My first official venture into the world of data pipelines and ML Ops
I have recently been setting up my first ML Ops infrastructure. The space is a bit of a minefield, with so many components including data pipeline tools, feature stores, model registries, model serving tools, data monitoring and more.
🤯
You have to start somewhere and after doing a bit of thinking and planning, I decided starting with a solid data pipeline tool would be a good place to start. The space is a bit scattered right now. I am sure it will look very different in a couple of years time, but one of the more modern tools that seems to be getting tracking is Dagster.
Here are some gotchas that I had to deal with when setting up Dagster for the first time. I think I am mostly writing them here so I can refer back to them if I need to setup Dagster again one day!
Disclaimer: I am no infrastructure or data engineer expert. So there is a very good chance that (1) my points below are super obvious to you, and (2) there are much easier ways of achieving the same thing. If so, drop me a line and let me know! 🤗
Bloody loving Dagster. Highly recommended. The documentation is a bit lacking as they are moving pretty quickly and the open source deployment guide could do with a bit of TLC, but I am impressed so far.
Unsurprisingly, the Dagster team are putting a fair bit of focus on encouraging you to use their cloud offering, however, I didn't really have any budget for that, and so ended up going with the open source version, deployed using Helm to our Kubernetes cluster.
Although the Dagster documentation is OK, the product is moving super quickly and as such the documentation is always running behind the actual product. Moreover, the "deployment" section of the documentation is further lacking given that it completely independent of the Cloud offering.
It probably doesn't help that I am no Helm expert either 😆.
To specify the location for all your Dagster definitions, etc you need to specify dagsterApiGrpcArgs
in your values.yaml
file. using python modules seems to be the new done thing, but most of the guides example still reference loading definitions from a python file. Anyway, to use module based deployments your values.yaml
for your chart deployment should look like this:
dagsterApiGrpcArgs:
- "-m"
- "dagster_user_code"
where your Dockerfile will probably end with something like this
COPY dagster_user_code ./dagster_user_code
Important to note the arguments to dagsterApiGrpcArgs
are different to the command line arguments for dagster
, so watch out.
If you are like me, you are using some CI/CD tool to:
However, annoyingly the Helm chart Dagster provides does not give you a variable that you can use to set the image tag to look for, so instead you have to set this manually at the command line when you deploy your chart.

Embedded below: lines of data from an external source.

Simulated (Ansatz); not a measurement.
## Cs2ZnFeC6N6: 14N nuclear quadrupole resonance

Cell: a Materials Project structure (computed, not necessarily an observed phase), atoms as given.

The bit I was struggling with was that the deployments attribute in the values.yaml
is a list, so you have to specify the index, e.g. your helm upgrade/install command will look like this:
helm upgrade .... --set deployments[0].image.tag=$IMAGE_TAG_FROM_EARLIER_CI_CD_STEP dagster/dagster-user-deployment -f values.yaml
I spent way too much time figuring this out when I was initially working on this 🙈.
I didn't see the value of spinning up a new AWS RDS instance for Dagster specifically, so I decided to use our existing RDS instance. However, if you are not careful, Dagster will just add its tables to your public schema (this definitely didn't happen to me 🙈).
Instead you have got to specify the search path in your values.yaml
file, e.g.
postgresql:
enabled: false # <----- Disable the default postgresql deployment. However, you still need to set the settings below
...
postgresqlParams: {
options: "-c search_path=dagster", # <----- only look into dagster schema
}
of course don't forget to set the host, etc and add the credentials to dagster-postgres-credentials
secret (which you might want to manually create.)
I wish this alternative was the default.
From my understanding, at the bare minimum, Dagster needs three components
By default the Dagster values.yaml
has support for dagster-user-deployments
. If you use that deployment, every time you want to deploy your user code, you have to deploy the dagster daemon and daggit. Sorry, what? Why? I wish it was just removed and was not even an option.
So what you need to do is to use a separate chart to deploy dagser user code (the chart is called dagster/dagster-user-code
), and then disable the dagster-user-deployments
in the dagster/dagster
chart, but you disable it like this:
dagster-user-deployments:
enabled: true # <----- Set this to true, even though you are disabling it
enableSubchart: false # <----- this is what actually disables the actual user deployment.
I don't know if I missed a memo here, but I found this super confusing.
Dagster have recently had some major API changes over its lifetime, out are solids and repositories, and in are assets and definitions. E.g.
In 1.1.6, we introduced Definitions, which replaces repositories. While repositories will continue to work, we recommend migrating to Definitions. Refer to the Code locations documentation for more info.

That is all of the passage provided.